Ever wanted to read a map, but too afraid to ask how?
Well now you don’t have to:
The purpose of grid references (GR) on a map is to allow you to tell someone exactly where you are or where something on the map that you want to identify (such as a building) is. When I say “exactly”, the grid references most of us work with ie six figure grid refernces, are accurate to a 100 metre square ie one which is 10 metres x 10 metres. This is accurate enough for most people most of the time.
As you have probably noticed, every map you are likely to come across is divided into equally sized squares. For example, the Ordnance Survey Outdoor Leisure maps with a scale of 1:25,000 which we provide for many of our British walking holidays are divided into squares which are 1 kilometre x 1 kilometre. So if you walked east to east on the ground from one side of any particular square to the other you would have walked one kilometre.
Working Out a Grid Reference
If you wanted to tell someone where on a map a large thing such as a village was (eg Kettlewell on the map I have in front of me) you need to tell them which square it is in. A four figure GR will suffice for this.
To do this:
- Go to the bottom left hand corner of the square where a virtical and horizontal line meet.
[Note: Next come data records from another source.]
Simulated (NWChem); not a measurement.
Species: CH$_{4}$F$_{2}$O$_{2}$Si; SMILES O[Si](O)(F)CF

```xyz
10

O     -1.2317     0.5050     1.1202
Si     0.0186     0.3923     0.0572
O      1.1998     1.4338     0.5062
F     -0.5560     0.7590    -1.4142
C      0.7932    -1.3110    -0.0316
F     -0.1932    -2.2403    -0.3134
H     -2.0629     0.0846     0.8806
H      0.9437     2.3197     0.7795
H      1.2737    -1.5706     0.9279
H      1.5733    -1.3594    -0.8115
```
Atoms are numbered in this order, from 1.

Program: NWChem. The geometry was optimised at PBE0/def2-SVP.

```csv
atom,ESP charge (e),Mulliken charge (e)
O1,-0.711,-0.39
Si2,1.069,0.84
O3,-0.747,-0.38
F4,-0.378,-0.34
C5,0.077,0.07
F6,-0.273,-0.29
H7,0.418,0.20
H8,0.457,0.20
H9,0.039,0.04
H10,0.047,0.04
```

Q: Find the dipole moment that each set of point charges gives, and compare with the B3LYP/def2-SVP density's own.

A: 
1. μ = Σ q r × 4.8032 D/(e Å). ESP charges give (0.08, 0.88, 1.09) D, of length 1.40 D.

- Follow the virtical line to the top or bottom of the map and note the number eg 97 – this is called an easting. All the numbers which run across the top or bottom of the map are eastings
- Follow the horizontal line to the left or right hand side of the map and read off the number eg 72 – this is called a northing. All the numbers running up each side of the map are called northings.
- The village of Kettlewell is in grid square 9772, or in other words that is the four figure grid reference for the village.
- 6 Figure GRs
To pinpoint something smaller, such as the church in Kettlewell, we need a way of dividing up the grid square the village is in. We do this by imagining the square is divided into ten along the easting and the northing (if you buy a good compass it should have a grid on it to allow you to do this more accurately) and estimating how many of these squares the place we are describing is, first along the easting and then up the northing. Thus:
- The church in Kettlewell is about 1 imaginary divisions along the easting. So the original easting 97 now becomes 971.
- The same church is about 3 imaginary divisions up the northing. So the original northing 72 now becomes 723.
- If we put these together, with the easting always coming first, then the six figure grid reference for the location of the church in Kettlewell is 971723. In other words the church is in a square 10m x 10m to the east and north of the point GR971723.
Finding a 6 Figure GR
If someone tells you that your accommodation is located at GR568942 how do you find it on the map?
Here is the procedure:
- Divide the number into two ie 568 and 942. The first numbers are the easting and the second ones the northing.
- Go along the bottom (or top) of the map to 56 and then up (or down) this line until you come to 94. This is the grid square 5694.
- From this point count 8 of 10 imaginary divisions to the right (east) and then 2 of 10 imaginary divisions up (north).
- Where the points intersect is your location.
Tip : to remember which number on the map to read off first, those along the bottom or those up the side, think of walking along the corridor before going up the stairs.